THE team behind Oxfordshire’s biggest rock music festival have appealed for help in saving the event after news emerged of a “major hole” in its finances.
Truck Festival, which has taken place for 14 years at Hill Farm, Steventon, near Abingdon, has run into trouble after this year’s event made a large loss.
Up to 7,000 people joined the independently-run festival, which took place two weeks ago and featured sets by more than 100 bands and artists, including new-folk band Bellowhead, Radiohead’s Philip Selway, Blur guitarist Graham Coxon, pop-dance act St Etienne, pop-punk band The Young Knives and comedian Richard Herring.
But despite a record attendance and an expanded, re-designed site, organisers brothers Robin and Joe Bennett failed to make a profit, are unable to pay the festival’s creditors, and are seeking urgent help. If they are unable to pay off its losses, the festival will end.
Robin, whose band Dreaming Spires headlined the festival on the Sunday, said reports that the festival had already gone broke were premature, and he was optimistic that it could be saved.
He said: “Things are still a little unclear, but the situation is not looking good. Our revenue has not been adequate to cover the cost of this year’s event and we have been left with a major hole.
“We are a small family business and we cannot sustain that kind of loss, and are now reaching out to find a method of dealing with it.”
Despite the near-capacity crowd at this year’s event, he said takings had been hit by the release of discount tickets and because festival-goers spent less on food and drink than expected.
He said: “We didn’t have enough full-price ticket holders, and bar and food spending, which we hoped would make a contribution to profits, wasn’t high.”
Truck also runs the eco-friendly Wood festival at Braziers Park near Wallingford, and an event at Woodstock in America’s New York state. It is not clear how Truck’s finances will impact on its sister festivals, but it appears they have failed to make enough money to save the annual event in Steventon.
He said the appearance of new festivals in a saturated market had made things harder for established events, like Truck – which started off as a party for friends, using a flat-bed truck as a stage.

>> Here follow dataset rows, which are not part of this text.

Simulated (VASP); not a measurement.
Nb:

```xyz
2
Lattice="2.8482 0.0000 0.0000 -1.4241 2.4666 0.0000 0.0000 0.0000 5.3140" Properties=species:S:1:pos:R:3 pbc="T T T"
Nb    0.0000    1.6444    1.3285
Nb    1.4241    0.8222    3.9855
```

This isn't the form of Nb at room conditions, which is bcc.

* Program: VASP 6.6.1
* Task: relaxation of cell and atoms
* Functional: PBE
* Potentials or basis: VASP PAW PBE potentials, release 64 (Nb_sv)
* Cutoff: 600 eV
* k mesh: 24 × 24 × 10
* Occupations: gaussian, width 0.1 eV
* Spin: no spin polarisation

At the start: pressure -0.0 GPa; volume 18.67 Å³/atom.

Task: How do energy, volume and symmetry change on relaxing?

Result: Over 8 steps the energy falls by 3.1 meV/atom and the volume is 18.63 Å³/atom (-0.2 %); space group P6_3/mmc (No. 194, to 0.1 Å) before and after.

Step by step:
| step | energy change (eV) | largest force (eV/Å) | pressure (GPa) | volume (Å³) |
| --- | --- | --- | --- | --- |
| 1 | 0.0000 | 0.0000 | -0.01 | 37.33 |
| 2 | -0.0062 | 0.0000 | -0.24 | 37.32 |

Robin said: “We are unpaid and do this for a whole year as a labour of love.
“But the market this year is dire. There are just too many festivals.”
The brothers are now looking at all avenues to shore up the festival and ensure its future.
He said: “We are open to ideas and are looking for an investor – it doesn’t even matter if they are not in the music business. We have made some popular changes to the festival, and it would be well worth an investor coming in. If we can’t, then Truck could be over.”
But he said supporters may set up a rescue fund, and suggested an arrangement could be devised in which Truck fans invested or bought bonds in the festival.